2. Permanent Journal  - This is defined when a table is created.  It can store BEFORE or AFTER image of tables. DUAL copies can also be stored. Permanent Journal maintains Complete history of table.

3.Down AMP recovery Journal (DARJ)  - This journal activates when the AMP which was supposed to process goes down.  This journal will store all entries for AMP which went down.  Once that AMP is up, DARJ copies all entries to that AMP and makes that AMP is sync with current environment.

How to find duplicates in a table?

How to find duplicates in a table?

To find duplicates in the table , we can use group by function on those columns which are to be used and then listing them if their count is >1 .

Following sample query can be used to find duplicates in table having  3 columns
select col1, col2,col3, count(*) from table
group by col1, col2, col3 
having count  (*) > 1 ;

How do you see a DDL for an existing table in Teradata?

How do you see a DDL for an existing table in Teradata?


By using show table command  as follows
show table tablename ;

This will display DDL structure of table along with following details
Fallback
Before/after journal
set/multiset table type
Index(PI,SI,PPI)
details about column - datatype ,default,identity/primary -foreign key .

How do you find the No of AMP 's in the teradata Database?

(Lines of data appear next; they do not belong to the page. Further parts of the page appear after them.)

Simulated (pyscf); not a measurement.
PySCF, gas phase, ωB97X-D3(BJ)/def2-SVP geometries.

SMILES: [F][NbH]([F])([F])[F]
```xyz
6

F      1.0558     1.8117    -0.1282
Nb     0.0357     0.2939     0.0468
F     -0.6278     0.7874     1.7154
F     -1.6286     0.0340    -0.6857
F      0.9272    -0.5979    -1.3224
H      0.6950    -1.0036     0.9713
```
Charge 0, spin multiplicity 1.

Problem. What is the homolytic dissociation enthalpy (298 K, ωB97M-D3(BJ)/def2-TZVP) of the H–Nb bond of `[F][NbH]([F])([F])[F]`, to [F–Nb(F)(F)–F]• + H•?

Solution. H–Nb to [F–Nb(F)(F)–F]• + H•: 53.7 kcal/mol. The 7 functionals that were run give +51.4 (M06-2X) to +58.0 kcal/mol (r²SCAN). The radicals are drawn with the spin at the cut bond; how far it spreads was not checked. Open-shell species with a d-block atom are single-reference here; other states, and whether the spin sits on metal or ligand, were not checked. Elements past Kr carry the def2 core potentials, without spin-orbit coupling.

How do you find the No of AMP 's in the teradata Database?


1.) You can do a SELECT HASHAMP()+1 to get the total number of Amps in the  given teradata system.
2.) Details about amps can also be checked in Configuration management on  teradata PMON tool.

What is RAID, What are the types of RAID?


Redundant Array of Inexpensive Disks (RAID) is a type of protection available in Teradata. RAID  provides Data protection at the disk Drive level. It ensures data is available even when the disk drive had failed.

There are around 6 levels of RAID ( RAID0 to RAID5) . 
Teradata supports two levels of RAID protection
RAID 1 - Mirrored copy of data in other disk
RAID 5 - Parity bit (XOR) based Data protection on each disk array.

One of the major overhead's of RAID is Space consumption

What is hash collision?

What is hash collision?


This occurs when there is same hash value generated for two different Primary Index Values. It is a rare occurrence and has been taken care in future versions of TD.

What are different types of Spaces available in Teradata ?

What are different types of Spaces available in Teradata ?

There are 3 types of Spaces available in teradata ,they are

1. Perm space
-This is disk space used for storing user data rows in any tables located on the database.
-Both Users & databases can be given perm space.
-This Space is not pre-allocated , it is used up when the  data rows are stored on disk.

2.Spool Space
-It is a  temporary workspace which is used for processing Rows for given SQL statements.
-Spool space is assigned only to users . -
-Once the SQL processing is complete the spool is freed and given to some other query.
-Unused Perm space is automatically available for Spool . 

3. TEMP space
-It is allocated to any databases/users where Global temporary tables are created and data is stored in them.
-Unused perm space is available for TEMP space

 

how do you list all the objects available in given database?

how do you list all the objects available in given database?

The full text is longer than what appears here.